Arise News: Debt service to revenue ratio has risen from 40% to 90% under the Buhari government. Because of the heavy debt burden, it is becoming difficult to fund infrastructure. What measures is the Government putting in place to diversify the economy and to further increase revenue?

President Buhari’s response:  The President blamed the infrastructural deficit on previous governments that sold more crude oil at higher prices but did not invest to expand the infrastructure.

Commentary: The President is right that previous governments did not deliver much in terms of infrastructural development, but this should not be an excuse to go on a borrowing spree. In 2020 the FG earned N3.9 trillion in revenues but spent N10.08 trillion leaving a deficit of over N6 trillion which was 150% of revenues. The picture in 2021 has not changed with total revenue projected at N7.99 trillion and expenditure at N13.59 trillion leaving a deficit of over N6 trillion again! Debt service in 2020 was N3.27 trillion and 2021 is projected at N3.32 trillion. We are effectively paying  all the revenue we earn to lenders and then borrow to fund the budget! These are unsustainable levels of debt, and the FG must change the strategy of infrastructural financing from debt to privatisation!

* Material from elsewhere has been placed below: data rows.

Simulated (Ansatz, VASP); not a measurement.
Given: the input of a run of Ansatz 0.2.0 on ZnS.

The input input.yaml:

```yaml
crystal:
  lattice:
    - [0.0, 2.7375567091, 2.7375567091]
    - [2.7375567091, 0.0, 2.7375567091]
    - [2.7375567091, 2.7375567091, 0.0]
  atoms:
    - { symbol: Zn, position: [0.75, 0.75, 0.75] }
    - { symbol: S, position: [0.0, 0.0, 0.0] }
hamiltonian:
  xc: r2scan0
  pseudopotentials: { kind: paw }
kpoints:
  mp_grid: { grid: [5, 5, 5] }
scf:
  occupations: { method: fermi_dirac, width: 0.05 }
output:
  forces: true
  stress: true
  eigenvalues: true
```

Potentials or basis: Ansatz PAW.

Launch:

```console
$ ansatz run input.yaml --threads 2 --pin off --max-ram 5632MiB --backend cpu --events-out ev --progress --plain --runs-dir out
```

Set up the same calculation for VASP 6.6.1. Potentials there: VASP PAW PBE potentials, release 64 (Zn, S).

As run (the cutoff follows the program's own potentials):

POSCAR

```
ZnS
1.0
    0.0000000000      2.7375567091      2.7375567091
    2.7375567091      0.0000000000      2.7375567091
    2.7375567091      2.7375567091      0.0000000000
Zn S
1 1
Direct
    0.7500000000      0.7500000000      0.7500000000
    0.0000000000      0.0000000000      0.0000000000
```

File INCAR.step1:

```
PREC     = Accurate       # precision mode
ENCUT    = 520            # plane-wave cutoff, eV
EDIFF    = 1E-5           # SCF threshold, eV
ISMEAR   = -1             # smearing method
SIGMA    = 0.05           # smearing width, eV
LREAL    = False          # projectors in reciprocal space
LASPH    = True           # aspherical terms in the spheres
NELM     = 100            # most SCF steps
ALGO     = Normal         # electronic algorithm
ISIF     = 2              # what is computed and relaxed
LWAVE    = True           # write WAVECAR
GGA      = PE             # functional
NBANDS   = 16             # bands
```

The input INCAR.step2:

When government borrows to fund infrastructure, it leaves a heavy debt burden on the FG’s balance sheet. If the government changes strategy and privatises as it was done for telecoms, the investors bring in their capital, technology and expertise and develop the infrastructure, offer services, bill consumers, generate revenue, pay their costs and retain a healthy return for the investors. Privatisation will not leave debt on government’s balance sheet, rather government’s revenues will be shored up with taxes that will accrue to government from the economic activities generated by the private sector using their own capital! The assets that have been created by the private sector will also remain on Nigerian soil and cannot be easily moved away by the investors. Thus, the infrastructural objectives of government will be achieved without government spending any monies and hence have no need for borrowing.